Wisconsin athletic director and former football coach Barry Alvarez speaks fondly of how he built the Badgers’ program in the early 1990s with a good staff and a coat of paint.

“We (recruited) by just keeping things fresh and clean and neat and never complaining about our facilities or what we had or didn’t have,” said Alvarez, who coached Wisconsin from 1990-2005 and has served as the school’s AD since 2004. “We always told our kids the facilities were really good. And they believed it.”

But Alvarez admits, Wisconsin’s sustained winning two decades later and turnaround as an athletic department is almost entirely due to a football program that began putting butts in seats and filling the coffers.

The top four Big Ten football programs by conference winning percentage over the last 20 years are league’s biggest spenders and also rank exactly in order of the size of their 2011-12 revenues reported to the NCAA.

MSU is not among them.

Ohio State, Michigan, Penn State and Wisconsin — these are the Big Ten schools that spent and brought in over $100 million in 2011-12. All four have won more than 60 percent of their games since 1993.
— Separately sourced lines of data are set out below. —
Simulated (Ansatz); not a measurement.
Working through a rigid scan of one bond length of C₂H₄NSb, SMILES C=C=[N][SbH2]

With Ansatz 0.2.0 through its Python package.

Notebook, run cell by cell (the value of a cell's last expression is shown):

Iowa and MSU are next, batting about .500. And, yep, still in order of 2011-12 total revenue — almost $98 million for Iowa, just shy of $94 million for MSU.

http://www.lansingstatejournal.com/...mpact-Big-Ten-football-success?nclick_check=1

Go Gophers!!
 

Not surprising. Money has always equaled wins over the long haul. Their are exceptions, but exceptions make the rule. We have to start growing revenue and spending it on football. Whether it be from ticket sales, fund raising, sponsorships or seat donations. That we have fallen so far behind is a shame...we just can't let our past failures be the future.
 

Not surprising. Money has always equaled wins over the long haul. Their are exceptions, but exceptions make the rule. We have to start growing revenue and spending it on football. Whether it be from ticket sales, fund raising, sponsorships or seat donations. That we have fallen so far behind is a shame...we just can't let our past failures be the future.

And that credit (or blame) lies at the feet of a lame duck employee of the Athletic Department by the name of Joel Maturi.